This is the VOA Special English Health Report.

In the early nineteen fifties, researchers found that people scored lower on intelligence tests if they spoke more than one language. Research in the sixties found the opposite. Bilingual people scored higher than monolinguals -- people who speak only one language. So which is it?

Researchers presented their newest studies last month at a meeting of the American Association for the Advancement of Science. The latest evidence shows that being bilingual does not necessarily make people smarter. But researcher Ellen Bialystock says it probably does make you better at certain skills.

ELLEN BIALYSTOCK: "Imagine driving down the highway. There's many things that could capture your attention and you really need to be able to monitor all of them. Why would bilingualism make you any better at that?"

And the answer, she says, is that bilingual people are often better at controlling their attention -- a function called the executive control system.

ELLEN BIALYSTOCK: "It's quite possibly the most important cognitive system we have because it's where all of your decisions about what to attend to, what to ignore, what to process are made."
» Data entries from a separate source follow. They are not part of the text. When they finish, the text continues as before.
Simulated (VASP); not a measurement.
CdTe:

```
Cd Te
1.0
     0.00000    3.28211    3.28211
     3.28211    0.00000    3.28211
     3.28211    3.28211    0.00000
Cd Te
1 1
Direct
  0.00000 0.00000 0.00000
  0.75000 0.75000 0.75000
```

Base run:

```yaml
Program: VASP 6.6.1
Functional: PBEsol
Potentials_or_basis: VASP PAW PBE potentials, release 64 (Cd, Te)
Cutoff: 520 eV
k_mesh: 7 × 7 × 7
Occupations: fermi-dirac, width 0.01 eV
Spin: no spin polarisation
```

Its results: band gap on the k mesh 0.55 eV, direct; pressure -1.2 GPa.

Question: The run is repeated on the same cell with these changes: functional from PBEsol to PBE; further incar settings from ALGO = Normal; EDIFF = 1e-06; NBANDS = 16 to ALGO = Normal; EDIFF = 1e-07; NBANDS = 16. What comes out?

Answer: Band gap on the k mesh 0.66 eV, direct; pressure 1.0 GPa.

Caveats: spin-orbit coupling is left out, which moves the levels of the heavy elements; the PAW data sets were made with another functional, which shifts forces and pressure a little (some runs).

Ms. Bialystock is a psychology professor at York University in Toronto, Canada. She says the best method to measure the executive control system is called the Stroop Test. A person is shown words in different colors. The person has to ignore the word but say the color. The problem is that the words are all names of colors.

ELLEN BIALYSTOCK: "So you would have the word blue written in red, but you have to say red. But blue is so salient, it's just lighting up all these circuits in your brain, and you really want to say blue. So you need a mechanism to override that so that you can say red. That's the executive control system."

Her work shows that bilingual people continually practice this function. They have to, because both languages are active in their brain at the same time. They need to suppress one to be able to speak in the other.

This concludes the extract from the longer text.